“ABOUT CONTROL, ABOUT TRUST, ABOUT INDEPENDENCE”: VERY RARE ASSOCIATION COPY OF THE BOUND ACTS OF THE SECOND SESSION OF THE FIRST CONGRESS, THE FIRST COLLECTED PRINTINGS OF THE CONTROVERSIAL RESIDENCY ACT AND ASSUMPTION ACT, WHOSE DIVISIVE DEBATE UNHINGED A NATION, FROM THE LIBRARY OF REUBEN ATTWATER, SECRETARY AND ACTING GOVERNOR OF THE MICHIGAN TERRITORY
(UNITED STATES CONGRESS). Acts Passed at the Second Session of the Congress of the United States of America. Begun and Held at the City of New-York on Monday the Fourth of January, in the Year M,DCC,XC: and of the Independence of the United States, the Fourteenth. Published by Authority. New York: Printed by Francis Childs and John Swaine, [1790]. Folio, original self-wrappers, stitched as issued, uncut. $8500.
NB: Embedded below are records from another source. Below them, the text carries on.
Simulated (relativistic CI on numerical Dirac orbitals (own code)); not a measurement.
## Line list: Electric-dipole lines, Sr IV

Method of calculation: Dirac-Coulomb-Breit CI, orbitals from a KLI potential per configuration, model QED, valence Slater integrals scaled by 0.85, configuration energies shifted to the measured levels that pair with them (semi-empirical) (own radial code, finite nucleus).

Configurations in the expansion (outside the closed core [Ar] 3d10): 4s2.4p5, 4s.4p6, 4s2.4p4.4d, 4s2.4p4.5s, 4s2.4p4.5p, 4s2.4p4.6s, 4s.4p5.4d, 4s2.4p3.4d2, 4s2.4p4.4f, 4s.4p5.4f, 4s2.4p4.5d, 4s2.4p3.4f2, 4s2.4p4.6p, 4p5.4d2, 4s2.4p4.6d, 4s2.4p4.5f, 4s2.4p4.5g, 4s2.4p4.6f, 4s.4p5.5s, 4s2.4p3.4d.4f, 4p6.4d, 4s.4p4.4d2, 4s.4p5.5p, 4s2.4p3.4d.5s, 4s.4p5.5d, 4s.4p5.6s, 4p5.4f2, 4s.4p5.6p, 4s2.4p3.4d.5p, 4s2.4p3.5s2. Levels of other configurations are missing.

First edition of the first collected Acts of the Second Session of the First Congress, one of the most contentious on record where “every major decision set a precedent,” a rare association copy from the library of Reuben Attwater, Secretary and Acting Governor of the Michigan Territory in the early 1800s. One of only 600 copies printed, with legislation on the census and treaties with Britain and Indian tribes, and featuring two seminal acts whose fiercely contested debate threatened the new nation with imminent collapse: the Residency Act, establishing a permanent capital along the Potomac, and the Assumption Act, Hamilton’s proposal for federal assumption of state debts.
This exceptional first printing of the official collection of Acts Passed by the Second Session of the First Congress is especially memorable for its inclusion of two acts that threatened to fracture the new nation and set in opposition the considerable eloquence of Hamilton and Madison-co-authors of The Federalist Papers (1788). One of only 600 copies, this volume contains both the Residency Act (43), favored by Madison in seating a permanent capital near his beloved Virginia, and Hamilton’s proposal for federal assumption of state debts-An Act to Provide more effectually for the Settlement of Accounts between the United States and the Individual States (103). Conflict between these two founding fathers over these laws was heightened “precisely because the new national government was new; every major decision set a precedent” (Ellis, American Sphinx, 121).
To Madison, Hamilton’s Assumption Act “was not primarily about money. It was about control, about trust, about independence.” To Hamilton, failure to pass his financial plan meant “the entire experiment with republican government at the national level would [in his words] ‘burst and vanish, and the states separate to take care of everyone of itself.’ Either the peaceful dissolution of the United States or a civil war would occur unless some sort of political bargain was struck” (Ellis, Founding Fathers, 50-58, 69). Debate over a permanent federal seat reached back to mid-1789, and in 1790, when the Second Session convened, “the argument about assumption stretched from February 23 through March and into April… With tempers and anxieties increasing day by day, the stage was set for the encounter which extracted Congress from its impasse and avoided adjournment in confusion, perhaps with drastic consequences” (Banning, 320). That encounter came in late June, when Madison and Hamilton, after a private dinner hosted by Jefferson, “achieved a statesmanlike solution that averted disintegration of the union.” By early July “the House approved the Residency Act… [and] narrowly passed the assumption bill. The famous dinner deal had worked its political magic” (Chernow, 330). Herein are all acts passed from February-August 1790, also including those on naturalization, the census, customs, state judicial practices, land for West Point and establishment of the Post Office, as well as treaties between the United States and Great Britain, and with five Indian nations. This is the first official printing, in original wrappers, of the bound Acts, published by Childs and Swaine, contracted “to print the Laws of Congress (the Acts) in 600 copies… The bound volumes of the Acts of Congress, issued at the end of each session by Childs & Swaine… came to be very hard to get… [They were] distributed to the members and to the executive, judiciary and judicial branches of every state. This would practically exhaust the 600 copies… and leave none for public purchase” (Powell, 84-6). Without title page (in photocopy with contemporary inscription); page [228] numbered ccxxviii. Evans 22952. Harvard Law Catalogue, 803. This rare association copy is signed by Reuben Attwater, who notably served as Secretary of the Michigan Territory and as its acting governor during British occupation in the 1800s.
Some dampstaining, light foxing and edge-wear to final leaves. A rare and important document in early American history in extremely good condition.